Many organizations are hungry for data to help the team understand how customers are using their services. On a recent project the business owners needed a report but intended to hold off building an admin-y report-packed hub until core customer-facing functionality was complete.
All reports take effort: Writing the database query, maintaining it as data structures change, and allowing business users to customize the report all cost time. Layer on supporting different output formats & security and one can see the gulf between cobbling together a casual database query and building a reporting tool with ongoing value.
The ideal solution for the client also needed to be self-service — let’s face it — no one wants to be the guardian of a jumble of SQL scripts and field ad-hoc requests to run them.
A solution
Heroku Dataclips is a data sharing tool that displays the results of a SQL query run against your Heroku PostgreSQL database. Dataclips are awesome because:
- Sharing is easy via hard-to-guess public URLs (or you can enable authentication).
- Export options include CSV, XLS, JSON.
- The CSV URL is embeddable in Google Sheets using
ImportData("https://dataclips.heroku.com/<id>.csv")
. - Business users can make adjustments to the SQL query if they need to.
- Results are cached to minimize load on your database.
Forge & forget?
Although the Dataclips interface features a handy built-in editor, one doesn’t have to immediately jump to writing SQL. One point to bear in mind is keeping future maintenance costs small. If a database column is renamed during a migration this will break your report and a CSV-starved colleague will seek you out.

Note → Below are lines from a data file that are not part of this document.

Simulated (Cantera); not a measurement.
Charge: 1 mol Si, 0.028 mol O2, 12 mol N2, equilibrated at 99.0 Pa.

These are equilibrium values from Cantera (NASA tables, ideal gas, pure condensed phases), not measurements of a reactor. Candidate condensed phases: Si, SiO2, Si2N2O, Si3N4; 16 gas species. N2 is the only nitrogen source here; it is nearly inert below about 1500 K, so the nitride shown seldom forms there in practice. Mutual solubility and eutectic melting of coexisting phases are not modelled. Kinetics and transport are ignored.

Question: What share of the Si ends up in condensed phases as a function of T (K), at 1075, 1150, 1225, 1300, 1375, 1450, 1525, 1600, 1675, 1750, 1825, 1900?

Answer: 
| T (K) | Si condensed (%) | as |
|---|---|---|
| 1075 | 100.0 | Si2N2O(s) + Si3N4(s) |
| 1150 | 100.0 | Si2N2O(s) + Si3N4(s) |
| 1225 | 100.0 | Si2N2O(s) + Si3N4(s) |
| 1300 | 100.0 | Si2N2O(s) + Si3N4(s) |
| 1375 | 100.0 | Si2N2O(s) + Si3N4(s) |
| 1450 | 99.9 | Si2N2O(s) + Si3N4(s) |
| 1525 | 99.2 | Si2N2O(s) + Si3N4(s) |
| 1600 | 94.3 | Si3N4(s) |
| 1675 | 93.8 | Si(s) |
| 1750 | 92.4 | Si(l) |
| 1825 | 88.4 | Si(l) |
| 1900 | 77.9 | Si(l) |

One approach to protect ourselves from brittle reports is to generate the SQL query with an ORM and test it at the same time. This has a double benefit. First, testing helps us verify a complex query returns the correct data. Second, a breaking migration will cause the test to fail, in turn prompting our diligent selves to update the query and the dataclip.
Example time
Here’s a simplified example which lists cinema bookings and information about the associated user.
Report
# app/reports/reports/bookings.rb
module Reports
class Bookings
def to_sql
query.to_sql
end
private
def query
Booking.
joins(:user).
select("bookings.id").
select("users.name AS client_name").
select("users.email AS client_email").
select("bookings.price AS price_paid")
end
end
end
Spec
# spec/reports/reports/bookings_report_spec.rb
require "rails_helper"
RSpec.describe Reports::Bookings do
describe "#to_sql" do
subject(:query) { described_class.new.to_sql }
let(:report) { ActiveRecord::Base.connection.execute(query) }
it "includes the session details" do
booking = create(:booking)
row = report.first
expect(row["id"]).to eq booking.id
expect(row["client_name"]).to eq booking.user.name
expect(row["client_email"]).to eq booking.user.email
expect(row["price_paid"]).to eq booking.price.to_s
end
it "has a row per client booking" do
user = create(:user)
booking1 = create(:booking, user: user)
booking2 = create(:booking, user: user)
report_booking_ids = report.map { |row| row["id"] }
expect(report_booking_ids).to contain_exactly booking1.id, booking2.id
end
# etc
end
end
Rake task
# lib/tasks/reports.rake
namespace :reports do
desc "Generate SQL queries for Heroku Dataclips"
task generate_sql: :environment do
reports_path = Rails.root.join("tmp", "sql")
timestamp = Time.current.strftime("%F@%H-%M-%S")
FileUtils.mkdir_p(reports_path)
Dir.chdir(reports_path) do
File.write("bookings.#{timestamp}.sql", Reports::Bookings.new.to_sql)
end
puts "Reports SQL saved to:", reports_path
end
end
The public interface of Reports::Bookings
deliberately exposes only #to_sql
,
rather than the ActiveRecord Relation object from #query
. That’s because the
raw SQL is all that’s required to satisfy the Rake task.
There are benefits to the spec using the raw SQL too. It helps us verify the query can be executed standalone. Also the expectations are then written against an array of hashes, which are closer to the rows of strings in a CSV output, without the hassle of executing the Rake task and reading a CSV file in the tests.
Pulling it all together
Running the following command in the terminal creates the SQL files:
bundle exec rake reports:generate_sql
Which outputs the SQL files to tmp/sql
, ready to paste into a dataclip:
SELECT bookings.id,
users.name AS client_name,
users.email AS client_email,
bookings.price AS price_paid
FROM "bookings"
INNER JOIN "users" ON "users"."id" = "bookings"."user_id"
A vapourware cherry on top
What do you think would make Dataclips even more useful? Top of my wishlist would be updating dataclip queries via the Heroku CLI.
Picture your deployment script: Pushing changes to Heroku, running migrations, and updating dataclips could all be tidily bundled together. The upside is that reports and the database schema should remain in sync.
#!/bin/sh
# Run this script to deploy the app to Heroku.
set -eu
branch="$(git symbolic-ref HEAD --short)"
target="${1:-staging}"
# Backup
heroku pg:backups capture --remote "$target"
# Deploy
git push "$target" "$branch:master"
# Migrate
heroku run rails db:migrate --exit-code --remote "$target"
heroku restart --remote "$target"
# Upsert dataclips
bundle exec rake reports:generate_sql
heroku dataclips upsert --files tmp/sql --remote "$target"
Preferably the CLI would allow upserts — providing one combined command to create dataclips for new queries, and update dataclips for modified queries.
A minor quandary would be associating SQL files with dataclips. Perhaps the dataclip ID could be derived from the account name + SQL filename, or a YAML manifest could map the two sides. Hopefully this is a stumbling block worth navigating!